I'm guessing that what you miss is multiple dispatch, right? That is 
the distinguishing feature of CLOS with respect to Smalltalk. I hope you
aren't talking about the CLOS MOP since I think that would play havoc with 
static typing. 

I certainly agree that multiple dispatch has advantages, and some of my
own OO Ocaml code relies on uses of the Visitor pattern, which is obviated 
by the presence of multiple dispatch. If I understood the paper correctly, 
the "extensional polymorphism" approach which has been discussed here for 
adding overloading and safe value IO has some similarities with CLOS 
generic functions but I don't know how it interacts with the object system 
or polymorphic variants. Maybe Jun or Pierre will comment on this. 
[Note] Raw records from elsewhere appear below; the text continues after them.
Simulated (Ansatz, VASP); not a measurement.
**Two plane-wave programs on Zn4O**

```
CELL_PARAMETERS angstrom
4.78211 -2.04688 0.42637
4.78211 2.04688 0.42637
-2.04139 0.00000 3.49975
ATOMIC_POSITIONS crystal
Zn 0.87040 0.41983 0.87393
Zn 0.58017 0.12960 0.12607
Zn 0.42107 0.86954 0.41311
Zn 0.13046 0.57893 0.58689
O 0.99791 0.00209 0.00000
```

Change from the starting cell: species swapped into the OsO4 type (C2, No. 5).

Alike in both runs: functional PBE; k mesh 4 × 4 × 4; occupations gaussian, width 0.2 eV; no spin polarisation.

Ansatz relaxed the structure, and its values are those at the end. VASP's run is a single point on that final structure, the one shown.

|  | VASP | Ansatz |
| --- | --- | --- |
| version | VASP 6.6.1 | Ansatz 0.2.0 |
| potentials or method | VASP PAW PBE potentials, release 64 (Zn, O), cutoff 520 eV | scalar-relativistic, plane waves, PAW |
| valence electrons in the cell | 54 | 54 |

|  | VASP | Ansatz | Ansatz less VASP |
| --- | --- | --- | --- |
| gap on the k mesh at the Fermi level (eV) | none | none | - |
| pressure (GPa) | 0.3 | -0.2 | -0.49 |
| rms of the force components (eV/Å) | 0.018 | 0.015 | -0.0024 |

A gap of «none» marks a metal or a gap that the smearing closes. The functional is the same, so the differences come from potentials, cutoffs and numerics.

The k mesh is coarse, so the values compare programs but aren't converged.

With regards to the original poster's query, you may wish to direct your
colleague to Didier Remy's APPSEM notes, which discuss the object system 
of Ocaml in detail. If he or you wish to post questions of the form "how
to do this with Ocaml objects" here I'm sure someone will help. I know I 
had a tough time initially working around the lack of downcasting and type 
querying from Java and C++, but now that I'm a little more proficient I'm
convinced that the designers were right not to include them. If the
designers wish to improve the current OO system, rather than C++ I'd 
look to Eiffel for ideas, in particular Eiffel's renaming capabilities. 
Of course, there is also the (temporary I hope!) lack of polymorphic
methods, which correspond to C++ member template functions...

Here's the URL for the APPSEM notes: 

It is true that OO features are less needed in a language like Ocaml, but
I for one am sure glad they are there.